Is it this quality of zenithal light that produces the intense spiritual atmosphere of these structures – which seem as if they were created for eternity? In his essay Eupalinos ou L’Architecte (1921), Paul Valéry described the architect’s work as starting exactly where God left off. The collaboration of both is the prerequisite for a style of architecture that is timeless. The essay takes the form of a Platonic prose dialogue between the shades of Socrates and Phaedrus in Hades, as they debate the spiritual nature of Architecture. Valéry’s thesis is that Nature, the work of the Creator, is further developed by the architect to resist the destructive forces of chaos (durability) and to satisfy the needs of Man’s body (utility) as well as those of his soul (beauty).

The building project thus informs matter in a process similar to that of gnosis. In so doing, Architecture calls into play the hidden harmonies contained in Nature’s Lucidus Ordo, the unity and clarity generated by the organic laws of mathematics. At this moment of creation, when Nature and Architecture come to co-exist harmoniously, Valéry’s dialectics of opposites – past and present, accident and essence, ephemeral and lasting, proximity and distance, motion and rest, lightness and gravity – find an ideal equilibrium and the timeless building is born, like a piece of heaven created out of the imperfection of the earth.

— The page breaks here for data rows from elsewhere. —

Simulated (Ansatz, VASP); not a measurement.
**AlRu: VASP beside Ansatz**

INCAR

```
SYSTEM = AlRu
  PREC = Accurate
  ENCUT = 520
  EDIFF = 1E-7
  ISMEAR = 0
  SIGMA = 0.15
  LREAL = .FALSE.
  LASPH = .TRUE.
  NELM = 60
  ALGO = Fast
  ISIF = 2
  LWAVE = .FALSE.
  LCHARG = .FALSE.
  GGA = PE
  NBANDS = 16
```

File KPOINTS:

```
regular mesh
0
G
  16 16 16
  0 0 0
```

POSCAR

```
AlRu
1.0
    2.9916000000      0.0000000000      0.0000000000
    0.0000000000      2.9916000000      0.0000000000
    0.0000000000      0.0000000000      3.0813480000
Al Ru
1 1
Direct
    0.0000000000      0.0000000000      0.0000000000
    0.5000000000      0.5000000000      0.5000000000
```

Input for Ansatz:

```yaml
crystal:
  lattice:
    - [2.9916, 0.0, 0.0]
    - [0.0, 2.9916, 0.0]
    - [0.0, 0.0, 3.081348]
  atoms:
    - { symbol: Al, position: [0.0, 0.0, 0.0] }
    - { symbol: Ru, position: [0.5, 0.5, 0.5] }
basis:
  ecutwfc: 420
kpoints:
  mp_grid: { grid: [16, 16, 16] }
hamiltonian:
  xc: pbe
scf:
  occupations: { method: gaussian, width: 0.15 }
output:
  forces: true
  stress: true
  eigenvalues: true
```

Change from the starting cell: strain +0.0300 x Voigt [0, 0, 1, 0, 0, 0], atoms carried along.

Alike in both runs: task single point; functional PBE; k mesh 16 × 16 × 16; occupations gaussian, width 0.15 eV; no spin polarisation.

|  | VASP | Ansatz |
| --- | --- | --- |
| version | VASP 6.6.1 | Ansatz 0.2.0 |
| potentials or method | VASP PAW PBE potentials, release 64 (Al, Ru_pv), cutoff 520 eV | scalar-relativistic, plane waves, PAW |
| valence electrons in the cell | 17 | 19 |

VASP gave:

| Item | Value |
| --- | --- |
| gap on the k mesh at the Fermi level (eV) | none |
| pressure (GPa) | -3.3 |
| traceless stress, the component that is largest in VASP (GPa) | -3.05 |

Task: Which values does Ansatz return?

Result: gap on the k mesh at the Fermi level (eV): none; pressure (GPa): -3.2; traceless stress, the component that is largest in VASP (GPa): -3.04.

AP’s project for shelters for five churches in Lalibela

The power of the intervention was derived from the uninterrupted connection between the monuments, the landscape, the crowds of pilgrims, the shelters themselves and the all-encompassing Faith that brought this sacred composition together. The project was conceived as a semi-translucent cloud floating above the religious site, preserving the continuity between the monument and the landscape out of which it was carved, and the landscape is untouched. The cloud creates a complementary secondary landscape belonging to the sky as well as to the millennia.